I think I actually already have one of those. It was the first knife I ever bought, and I actually prefer it to most of my other knives. I just don't use it because I feel bad using a 20 knife when I have others lying around.

How would one go about re-handling a Fibrox Forschner? I've got no experience in rehandling at all. Are there any guides on here or something? If not, who's best to pm about getting some basic info?

stevenStefano
02-04-2013, 03:58 PM
Rehandlng a Fibrox Forschner? You could just buy the rosewood version they do for a little more perhaps? If you want to do a proper rehandle it's gonna cost you big bucks

rdm_magic
02-04-2013, 04:41 PM
I already have the knife, and it would be more a 'project'. I mean, for the price of the knife if it turns to crap I can bin it, or if it works I've got something..

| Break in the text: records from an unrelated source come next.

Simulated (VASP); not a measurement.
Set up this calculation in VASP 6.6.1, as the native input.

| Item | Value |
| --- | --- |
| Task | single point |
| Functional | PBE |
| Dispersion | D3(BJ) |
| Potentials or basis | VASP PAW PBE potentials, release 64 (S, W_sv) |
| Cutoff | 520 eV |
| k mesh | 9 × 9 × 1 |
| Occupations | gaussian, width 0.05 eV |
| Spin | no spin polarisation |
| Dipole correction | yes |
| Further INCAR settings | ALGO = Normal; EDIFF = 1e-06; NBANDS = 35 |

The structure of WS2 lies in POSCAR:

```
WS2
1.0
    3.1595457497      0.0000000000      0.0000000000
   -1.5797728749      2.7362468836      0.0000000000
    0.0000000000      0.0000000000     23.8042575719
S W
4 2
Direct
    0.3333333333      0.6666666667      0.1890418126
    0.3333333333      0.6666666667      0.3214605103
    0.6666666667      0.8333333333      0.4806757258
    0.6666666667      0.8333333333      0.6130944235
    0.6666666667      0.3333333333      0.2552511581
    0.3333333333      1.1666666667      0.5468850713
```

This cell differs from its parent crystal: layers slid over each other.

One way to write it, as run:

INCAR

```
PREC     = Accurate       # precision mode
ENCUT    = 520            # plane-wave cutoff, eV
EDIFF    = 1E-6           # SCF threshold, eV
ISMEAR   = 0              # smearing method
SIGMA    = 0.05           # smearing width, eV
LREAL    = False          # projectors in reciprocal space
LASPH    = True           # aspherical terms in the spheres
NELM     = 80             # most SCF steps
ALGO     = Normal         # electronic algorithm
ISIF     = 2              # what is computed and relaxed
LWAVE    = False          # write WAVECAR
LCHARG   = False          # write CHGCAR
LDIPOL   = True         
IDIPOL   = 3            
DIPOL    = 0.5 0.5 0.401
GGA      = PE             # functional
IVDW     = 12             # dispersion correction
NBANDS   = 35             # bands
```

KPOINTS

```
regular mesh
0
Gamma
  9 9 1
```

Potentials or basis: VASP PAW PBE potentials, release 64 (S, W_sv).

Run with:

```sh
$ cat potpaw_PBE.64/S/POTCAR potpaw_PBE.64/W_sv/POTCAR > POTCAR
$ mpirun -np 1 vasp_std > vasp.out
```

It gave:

Whats the tang like inside the handle?

I could just buy a Rosewood one, but I'd like to play with this one anyway, if possible ;)

Jmadams13
02-04-2013, 05:27 PM
I use either a Fordgecraft 8" or my current and most used it the Ikea VG10. Actually a great great knife. And only costs 50$. Takes a great edge for VG10 standards, a keeps it pretty much all week. Worth looking into

Drumjockey
02-04-2013, 05:44 PM
They won't get much love here but Global's knives are fairly hard steel and edge retention is decent. Used one happily as my beater for two years (now it's my wife's beater), only drawback really is the handle is metal so your hand can slip. Didnt encounter this problem very often though. The benefit to the metal handle, especially for a beater knife: if it falls, the handle is heavier than the blade, and it will fall butt first, saving your blade tip. The butt of mine, after a year of wifey's brutal use/misuse, is dented to hell--but the tip remains intact! Amazing grace... It still takes a good edge too. You could maybe find one online for $100; they list for around $125 new. A used one would probably be pretty darn cheap

labor of love
02-04-2013, 05:45 PM
my cck cleaver is my line knife at the moment. its about the same price as a forshner but a way better performer. its cheap enough that im not worried if its out of my site for a while.

Jmadams13
02-04-2013, 06:37 PM
I forgot to add my 2 CCKs. Love them. Not only my beaters, but my go to's as well

knyfeknerd
02-04-2013, 08:14 PM
I already have the knife, and it would be more a 'project'. I mean, for the price of the knife if it turns to crap I can bin it, or if it works I've got something..

Whats the tang like inside the handle?

I could just buy a Rosewood one, but I'd like to play with this one anyway, if possible ;)
I rehandled a fibrox bread a while ago for PIF. If I remember correctly, the tang runs about halfway down the length of the handle. This is one of my ugliest rehandles. I used really cheap wood and basically used epoxy as spacers. FWIW, I think hidden tang westerns are pretty difficult to do unless you have the proper tools. Most of the handles I make somehow end up looking like some kind of goofy fishing lure or something.
Good luck.

rdm_magic
02-04-2013, 08:42 PM
I rehandled a fibrox bread a while ago for PIF. If I remember correctly, the tang runs about halfway down the length of the handle. This is one of my ugliest rehandles. I used really cheap wood and basically used epoxy as spacers. FWIW, I think hidden tang westerns are pretty difficult to do unless you have the proper tools. Most of the handles I make somehow end up looking like some kind of goofy fishing lure or something.
Good luck.



http://www.kitchenknifeforums.com/showthread.php/5682-Pay-It-Forward-Knife-Kit?p=143112&viewfull=1#post143112

Those?

What kind of tools are we talking about?

Lefty
02-04-2013, 08:47 PM
Great to see Chuckles' Forgecraft is well-loved. Matt does great work!

Chuckles
02-06-2013, 03:52 PM
I use the fordgecraft at one store and a Misono dragon at the other. Thought you'd like that Lefty. :)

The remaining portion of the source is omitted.